Databases - summary
Lecture 1: Introduction and Overview
A database (DB) is a collection of data with
● A certain logical structure
● A specific semantics
● A specific group of users
A database management system (DBMS) allows to
● Create, modify and manipulate a database
● Query (retrieve) the data using a query language
● Support persistent storage of large amounts of data
● Enable durability and recovery from failure
● Control access to the data by many users in parallel
○ Without unexpected interactions among users (isolation)
○ Actions on the data should never be partial (atomicity)
Motivation for Database Management Systems
● why not just store data in files?
○ No query language
○ Weak logical structure (limited to directories)
○ No efficient access
■ Searching through a large file can take hours
○ No or limited protection from data loss
○ No access control for parallel manipulation of data
● So we need database management systems…
● Data independence
○ Logical view on the data independent of physical storage
○ User interacts with a simple view on the data
○ Behind the scenes (invisible for the user) are complex storage structures that
allow rapid access and manipulation
● Avoidance of duplication
○ Different views on the same database
■ For different users or different applications
■ Hiding parts of the data for privacy or security
● This is achieved by the ANSI SPARC Architecture…
ANSI SPARC Architecture: 3 levels
● View level
○ Application programs hide details of data types
○ Hide information (e.g., exam grade) for privacy
or security
● Logical level, also called conceptual schema
○ Describes data stored in the database, and
○ Relations among the data
1
,Databases - summary
● Physical level
○ How the data is stored
○ Disk pages, index structures, byte layout, record order
● This ensures logical and physical data independence…
● Different applications might use different views
● Data stored once at physical level good for consistency
● With these different views, we avoid that data has to be duplicated
Data independence
● Logical data independence
○ Logical data independence is the ability to modify the logical schema without
breaking existing applications
■ Applications access the views, not the logical database
● Physical data independence
○ Physical data independence is the ability to modify the physical schema without
changing the logical schema
■ E.g., a change in workload might cause the need for
● Different indexing structures
● Different database engine
● Distributing database engine
● Distributing the database on multiple machines
● Etc.
Relational model
● In this course, we work with relational databases
● View and logical level represent data as relations/tables
● In the pure relational model, a table is a set of tuples:
○ Has no duplicate tuples (rows)
○ No order on the tuples
Relational Model: Schema
● Database schema: structure of the database, that is, relations + constraints
● Example schema
○ Customers(id, name, street, city)
○ Accounts(depositor → Customers(id), accountnr)
● Database instance: actual content (‘state’) of the database at some moment
2
,Databases - summary
Motivation for database management systems
● High-level declarative query languages
○ Query tells you what you want, independent of storage structure
○ Efficient data access (automatic query optimization)

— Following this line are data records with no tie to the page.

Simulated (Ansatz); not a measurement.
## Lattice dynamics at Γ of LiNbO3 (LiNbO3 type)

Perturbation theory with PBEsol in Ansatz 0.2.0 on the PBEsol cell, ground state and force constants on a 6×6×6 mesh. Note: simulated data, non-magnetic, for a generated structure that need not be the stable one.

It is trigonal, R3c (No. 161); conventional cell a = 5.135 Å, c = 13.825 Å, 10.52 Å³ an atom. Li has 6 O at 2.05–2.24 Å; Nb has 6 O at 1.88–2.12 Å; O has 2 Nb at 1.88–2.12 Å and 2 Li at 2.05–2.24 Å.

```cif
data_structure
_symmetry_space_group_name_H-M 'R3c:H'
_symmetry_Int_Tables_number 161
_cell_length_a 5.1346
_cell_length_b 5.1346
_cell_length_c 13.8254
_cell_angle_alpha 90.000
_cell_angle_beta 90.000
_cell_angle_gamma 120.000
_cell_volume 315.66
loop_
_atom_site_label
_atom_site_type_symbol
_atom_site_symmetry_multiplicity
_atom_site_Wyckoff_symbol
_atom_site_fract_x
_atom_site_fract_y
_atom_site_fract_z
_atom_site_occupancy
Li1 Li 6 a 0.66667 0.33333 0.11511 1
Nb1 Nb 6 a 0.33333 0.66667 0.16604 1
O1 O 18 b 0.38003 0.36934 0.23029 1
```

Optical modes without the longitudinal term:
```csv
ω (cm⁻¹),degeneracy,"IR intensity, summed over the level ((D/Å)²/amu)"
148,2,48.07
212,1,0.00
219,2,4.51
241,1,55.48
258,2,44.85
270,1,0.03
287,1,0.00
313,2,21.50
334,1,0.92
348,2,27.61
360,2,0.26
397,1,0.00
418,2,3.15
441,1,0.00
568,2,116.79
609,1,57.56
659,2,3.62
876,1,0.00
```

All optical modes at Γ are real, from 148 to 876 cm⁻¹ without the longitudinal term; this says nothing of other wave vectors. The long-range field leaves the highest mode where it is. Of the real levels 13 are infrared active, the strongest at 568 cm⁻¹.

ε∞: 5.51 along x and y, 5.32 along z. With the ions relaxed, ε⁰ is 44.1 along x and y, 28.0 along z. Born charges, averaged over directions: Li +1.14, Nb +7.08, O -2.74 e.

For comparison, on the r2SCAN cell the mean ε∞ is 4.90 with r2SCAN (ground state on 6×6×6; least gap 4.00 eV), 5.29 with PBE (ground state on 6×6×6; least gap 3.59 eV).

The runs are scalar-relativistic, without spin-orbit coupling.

● Declarative query languages
○ Describe what information is sought
○ Not prescribe how to retrieve the desired information
Imperative vs. declarative languages
● Algorithm = logic + control (Kowalski)
● Imperative languages
○ Explicit control
○ Implicit logic
● Declarative languages
○ Implicit control
○ Explicit logic
SQL = Structured Query Language
● SQL is a declarative data manipulation language. The user describes conditions the
requested data is required to fulfil
● More concise than imperative languages
○ Less expensive program development
○ Easier maintenance
● Database system will optimise the query
○ Decides how to execute the query as fast as possible
○ Users (usually) do no need to think about efficiency
Motivation for Database Management Systems
● Well-defined data models & data integrity constraints
○ Relational model
○ Meta language for describing
■ Data
■ Data relations
■ Data constraints
● SQL can be used for table and constraint definitions…
3
, Databases - summary
Integrity constraints
● Various types of constraints
○ Data types, constrained data types
(domains)
■ E.g., numeric(2,0), varchar(40)
○ Columns constraints
■ E.g., unique, nullability, counter
○ Check constraints: logical expression
for domain integrity
■ E.g., age >= 18 and age <= 150
SQL DDL (Data Definition Language)
Concurrent Access & Transitions
● Motivation for database management systems
○ Multiple users, concurrent access
■ Transactions with ACID properties
● A transaction is a sequence of operations that performs a single logical function in a
database application
● Database management system ensures ACID properties
○ Atomicity: transaction executes fully (commit) or not at all (abort)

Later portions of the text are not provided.